This story is over 5 years old.

The VICE Guide to Right Now

This App Is Helping to Stop Sexual Harassment on Japan's Trains

With 237,000 downloads to date, "Digi Police" has highlighted the prevalence of sexual assault on the nation's public transport network.
digi police japan
Left: Screenshot from Youtube. Right: Unsplash.

In 2001, Japan introduced female-only carriages on its train network to curb rates of sexual assault. While this measure helped, the problem certainly hasn’t gone away, as highlighted in a recent report by the Guardian which tallied almost 900 cases of harassment on trains and subways in 2017. In reality, the problem is likely even worse than that, as many women don’t report harassment to police.

Most recently, the popularity of an anti-harassment app called Digi Police has again highlighted the scale of Japan’s problem. When triggered, the app loudly plays the words “stop it” through a phone's speakers, or alternatively displays a message users can show to the people around them. Usually this reads: “there is a molester. Please help.” The app can also send an automated SOS email to a preset email address; a feature children can use to contact their parents for help.

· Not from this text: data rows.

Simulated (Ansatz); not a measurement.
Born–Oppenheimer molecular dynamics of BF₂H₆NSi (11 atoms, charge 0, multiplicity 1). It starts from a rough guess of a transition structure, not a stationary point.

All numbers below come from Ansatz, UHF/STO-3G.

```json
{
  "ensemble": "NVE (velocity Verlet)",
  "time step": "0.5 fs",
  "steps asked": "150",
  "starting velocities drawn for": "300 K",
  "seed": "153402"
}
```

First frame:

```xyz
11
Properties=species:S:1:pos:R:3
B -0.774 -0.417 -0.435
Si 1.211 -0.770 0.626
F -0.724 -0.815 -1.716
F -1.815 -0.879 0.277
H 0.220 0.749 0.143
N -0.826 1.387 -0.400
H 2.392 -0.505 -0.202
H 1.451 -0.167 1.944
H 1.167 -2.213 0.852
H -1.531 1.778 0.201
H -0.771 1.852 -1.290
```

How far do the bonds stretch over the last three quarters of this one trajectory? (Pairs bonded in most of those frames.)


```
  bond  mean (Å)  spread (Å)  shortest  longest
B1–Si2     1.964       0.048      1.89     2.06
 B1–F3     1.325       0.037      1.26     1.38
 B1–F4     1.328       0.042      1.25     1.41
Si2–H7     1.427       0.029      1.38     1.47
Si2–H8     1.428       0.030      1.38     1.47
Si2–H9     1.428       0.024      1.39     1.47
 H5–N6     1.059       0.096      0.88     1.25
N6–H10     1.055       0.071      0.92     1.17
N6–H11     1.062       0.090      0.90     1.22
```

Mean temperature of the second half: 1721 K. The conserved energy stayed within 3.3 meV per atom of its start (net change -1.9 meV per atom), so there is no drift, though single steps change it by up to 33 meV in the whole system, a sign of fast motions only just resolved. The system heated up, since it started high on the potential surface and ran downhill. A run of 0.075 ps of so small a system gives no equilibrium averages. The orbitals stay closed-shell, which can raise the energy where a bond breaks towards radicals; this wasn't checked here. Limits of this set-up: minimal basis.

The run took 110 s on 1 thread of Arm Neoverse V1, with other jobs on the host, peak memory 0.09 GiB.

Since its release three years ago, the app has been downloaded over 237,000 times. Police official Keiko Toyamine told the Guardian that for a public service app designed by police, Digi Police has received an “unusually high figure” of downloads and that tally “is increasing by about 10,000 every month.”

Keiko explains the app is so successful because it allows victims to alert other passengers without having to speak up for themselves, which is often a step many are unwilling to take.

Mayako Shibata, 23, a daily commuter who has previously reported harassment on Japan’s train system told the South China Morning Post that “anything the police or train operators can do to stop women being targeted like this has to be worth a try.

"It’s bad enough for a grown woman to have to put up with the possibility of being molested when they get on a train," she said, "but I really worry about high school girls, for example, who are far less likely to speak out.”